Let's clean our data

In [109]:
import pandas as pd
import numpy as np
from sklearn.compose import ColumnTransformer
from sklearn.preprocessing import OneHotEncoder

df = pd.read_csv('data/train.csv')

# Separate features and target
X = df.drop('SalePrice', axis=1)  # assuming 'SalePrice' is your target
y = df['SalePrice']

def encode_categorical_features(X):
    """
    Encodes categorical features in the DataFrame X using OneHotEncoder.
    Returns a DataFrame with encoded features.
    """
    # Get categorical columns from features only
    categorical_cols = X.select_dtypes(include=['object', 'category']).columns.tolist()

    # Handle missing values first
    X_clean = X.copy()
    # for col in categorical_cols:
    #     X_clean[col] = X_clean[col].fillna('Missing')
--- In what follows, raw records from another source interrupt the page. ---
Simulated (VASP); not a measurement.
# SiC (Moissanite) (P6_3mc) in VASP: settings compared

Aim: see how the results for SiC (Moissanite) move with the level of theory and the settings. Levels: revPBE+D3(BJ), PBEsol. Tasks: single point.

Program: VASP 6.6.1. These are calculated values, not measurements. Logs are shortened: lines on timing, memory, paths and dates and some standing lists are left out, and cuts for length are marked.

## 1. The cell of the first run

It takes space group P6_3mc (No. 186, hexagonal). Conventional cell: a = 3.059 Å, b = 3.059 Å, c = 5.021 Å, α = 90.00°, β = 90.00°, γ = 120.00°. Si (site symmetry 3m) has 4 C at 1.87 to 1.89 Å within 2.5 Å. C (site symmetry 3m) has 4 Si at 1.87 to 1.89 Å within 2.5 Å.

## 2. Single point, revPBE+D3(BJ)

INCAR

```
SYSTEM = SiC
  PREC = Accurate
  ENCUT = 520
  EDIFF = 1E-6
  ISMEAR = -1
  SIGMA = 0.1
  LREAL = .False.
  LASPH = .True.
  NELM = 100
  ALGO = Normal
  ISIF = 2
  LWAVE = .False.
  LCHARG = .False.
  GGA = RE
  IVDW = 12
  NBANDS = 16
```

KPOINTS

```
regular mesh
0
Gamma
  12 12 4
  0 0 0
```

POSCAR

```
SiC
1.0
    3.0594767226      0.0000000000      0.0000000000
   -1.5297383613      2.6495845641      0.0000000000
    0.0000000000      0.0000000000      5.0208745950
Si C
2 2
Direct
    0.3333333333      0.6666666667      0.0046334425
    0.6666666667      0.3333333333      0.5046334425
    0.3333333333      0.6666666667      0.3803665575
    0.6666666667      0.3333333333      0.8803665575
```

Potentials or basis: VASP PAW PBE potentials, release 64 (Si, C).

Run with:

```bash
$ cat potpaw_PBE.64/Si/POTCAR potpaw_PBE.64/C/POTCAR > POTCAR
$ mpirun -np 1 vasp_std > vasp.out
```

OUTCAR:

    # Fill numeric missing values
    numeric_cols = X_clean.select_dtypes(include=[np.number]).columns.tolist()
    for col in numeric_cols:
        X_clean[col] = X_clean[col].fillna(X_clean[col].median())

    preprocessor = ColumnTransformer(
        transformers=[
            ('cat', OneHotEncoder(handle_unknown='ignore', sparse_output=False), categorical_cols)
        ],
        remainder='passthrough'  # keep other (non-categorical) columns
    )

    transformed = preprocessor.fit_transform(X_clean)
    feature_names = preprocessor.get_feature_names_out()
    return pd.DataFrame(transformed, columns=feature_names) # type: ignore

final_df = encode_categorical_features(X)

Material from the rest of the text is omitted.